HONG KONG: Hong Kong stocks declined on Wednesday, with tech shares leading the drop in light trading before Chinese markets reopen from the National Day holiday.
Hong Kong’s benchmark Hang Seng closed down 0.5 percent, a third straight session of decline since hitting a fresh four-year high on October 2. The market was closed on Tuesday.
Investors sought out less risky assets, with Asian stocks down 0.6 percent following a sluggish session overnight in the US Spot gold climbed to a record USD4,000 per ounce level as investors sought safety. Tech sectors weighed on the Hong Kong market on Wednesday, with the Hang Seng Tech Index slipping 0.6 percent and the AI sector index down 0.8 percent.
Heavyweights Alibaba lost 1.6 percent and Baidu lost 3 percent. The decline followed a report that US lawmakers were calling for broader bans on chipmaking tool sales to China, rather than narrower restrictions on specific Chinese chipmakers.
Also weighing on Hong Kong markets, mainland developers slipped 1.3 percent, with developer Longfor down 4.5 percent.
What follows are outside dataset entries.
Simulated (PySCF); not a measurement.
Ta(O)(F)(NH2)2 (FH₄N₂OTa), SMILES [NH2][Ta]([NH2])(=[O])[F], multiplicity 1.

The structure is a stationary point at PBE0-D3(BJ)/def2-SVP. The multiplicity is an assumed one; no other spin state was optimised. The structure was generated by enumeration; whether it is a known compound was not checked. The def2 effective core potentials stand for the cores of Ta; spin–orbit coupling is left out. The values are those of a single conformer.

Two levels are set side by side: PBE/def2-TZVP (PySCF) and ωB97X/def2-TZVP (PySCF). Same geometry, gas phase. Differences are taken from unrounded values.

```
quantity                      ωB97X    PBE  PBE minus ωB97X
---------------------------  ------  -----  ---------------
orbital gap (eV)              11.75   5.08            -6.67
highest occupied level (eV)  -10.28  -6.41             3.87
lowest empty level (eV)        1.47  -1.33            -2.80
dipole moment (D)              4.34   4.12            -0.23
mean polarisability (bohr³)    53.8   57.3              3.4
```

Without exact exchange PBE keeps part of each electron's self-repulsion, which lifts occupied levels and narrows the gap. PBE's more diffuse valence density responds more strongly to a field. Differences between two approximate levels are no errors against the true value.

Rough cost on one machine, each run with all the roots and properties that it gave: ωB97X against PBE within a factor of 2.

The mood was “mixed and cautious” with mainland China still on holiday, Wee Khoon Chong, APAC market strategist at BNY, wrote in a note.
Investors are also watching a key policy meeting of China’s ruling Communist Party later this month, which will map out the country’s social and economic development over the next five years, according to UBS.
Mainland China’s financial markets will resume trading on Thursday following the eight-day National Day holidays.